Semi-Final Preview: City vs Macarthur
With 26 regular season games having come and gone, the City boys now face their greatest challenge of the 2020/21 campaign; defying the circumstances of a compromised Finals campaign, a heavy injury toll and poor recent form to defeat Macarthur FC and reach our second Grand Final in two years.
City head into the clash on the back of one point in our past three games, most recently suffering a 2-1 defeat against Newcastle in the final match of the regular season.
Our Semi-Final opposition Macarthur FC rebounded emphatically from their dismal pre-Finals loss against Wellington Phoenix to outlast the Central Coast Mariners in the season’s first Elimination Final, scoring twice in extra time to progress to the Semis.

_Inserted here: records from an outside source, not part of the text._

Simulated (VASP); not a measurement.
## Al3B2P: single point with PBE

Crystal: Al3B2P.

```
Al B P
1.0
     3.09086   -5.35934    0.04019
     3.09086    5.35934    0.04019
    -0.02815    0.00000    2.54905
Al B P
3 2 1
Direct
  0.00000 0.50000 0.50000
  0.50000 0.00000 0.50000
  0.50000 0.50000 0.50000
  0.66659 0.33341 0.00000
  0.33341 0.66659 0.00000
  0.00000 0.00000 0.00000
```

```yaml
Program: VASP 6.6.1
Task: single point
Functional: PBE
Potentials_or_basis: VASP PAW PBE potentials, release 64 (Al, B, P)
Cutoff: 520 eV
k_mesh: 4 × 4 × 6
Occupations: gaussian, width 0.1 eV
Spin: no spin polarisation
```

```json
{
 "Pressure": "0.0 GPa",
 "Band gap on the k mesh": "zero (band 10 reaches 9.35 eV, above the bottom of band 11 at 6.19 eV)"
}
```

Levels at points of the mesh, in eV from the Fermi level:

Nathaniel Atkinson returned from injury against Newcastle and could feature in City’s starting lineup on Sunday, whilst Andrew Nabbout, Craig Noone and Rostyn Griffiths are all a chance of making full returns to fitness in time for the clash.
For Macarthur, James Meredith is a certain ‘out’ following his red card challenge in the Elimination Final.
With all that out the way, here are the biggest talking points (excluding the game’s relocation, because at this point it’s been discussed to death) coming into tomorrow’s blockbuster Semi:
Now it’s personnel
Without doubt the most decisive factor going into this game is which of City’s injured stars will be available to feature from the first whistle.
A City frontline bolstered by the returns of Craig Noone and Andrew Nabbout would be a dangerous one, regardless of Jamie Maclaren’s absence, as it would take the pressure off of Marco Tilio or Stefan Colakovski to play a starring role, with both youngsters shining in games where they can capitalise on defenders’ preoccupations with City’s higher-profile attackers.
At the other end of the pitch, Rostyn Griffiths’ return to the back four in partnership with Nuno Reis would be crucial for City’s chances of shutting out the Macarthur frontline, with fans likely to feel far more reassured with that combination at the back than the likes of Alec Mills or Kerrin Stokes featuring from the start – with respect to the youngsters who’ve been largely impressive in their debut seasons.
A trickier inclusion will be Nathaniel Atkinson, who I’m not entirely certain will start the game at all. If he does, it’ll either be as a result of Scott Galloway copping the short end of the stick and dropping to the bench or appearing as a winger if one of Nabbout or Noone doesn’t start – we don’t see him replacing Tilio if both aforementioned forwards are available.
Finding a new route to goal
Whilst I've already discussed how the double inclusion of Nabbout and Noone would transform our attacking prospects in tomorrow’s clash, an issue that’s remained unsolved for weeks will need to be addressed regardless: How do we score goals without JMac?
The City offense has looked a shadow of itself since Maclaren’s departure, with scoring opportunities drying up and the team only managing to score twice against the league’s bottom two teams in recent weeks, with one of those goals being a fortunate Nick Ansell own-goal.
For me, the keys to rediscovering our best form lies in having the quality of both Noone and Nabbout on the park, as well as Nabbout’s direct approach to goal and willingness to shoot. From here, there are two options, with Noone on the left in both situations:
Colakovski plays the Maclaren role, with additional firepower coming from Nabbout on the wing to split defenders’ attentions away from Cola.
Nabbout fills in as our #9 and Tilio (or perhaps Atkinson) is made far more effective by having an attacking spearhead to service, or to use as a dummy to target the goals himself.
Positive takeaways from our previous clashes with Macarthur
Finally, whilst we don’t exactly boast the head-to-head record against Macarthur as we did against Western United in last year’s Semi, the previous battles between the teams should give City fans confidence as to how we’ll match up against them tactically.
In the inaugural meeting between the teams, it was a burst of three first-half goals that decided the encounter for City. With the business done early, the home team was able to defend its lead and secure a comfortable clean sheet.
In the second meeting, this time at Campbelltown Stadium, City created plenty of opportunities in the first half, but took until the 59th minute to break the deadlock, with Noone crossing in for Metcalfe to volley home.
Whilst the game may have ended 1-1, City fans can take some heart in the fact that Stokes’ poor giveaway that lead to the goal was an unlikely error rather than Macarthur beating City’s defensive system.
With that being the only goal the Bulls have scored against us this year, a more assured defensive partnership of Reis and Griffiths will have fans confident of securing a crucial clean sheet.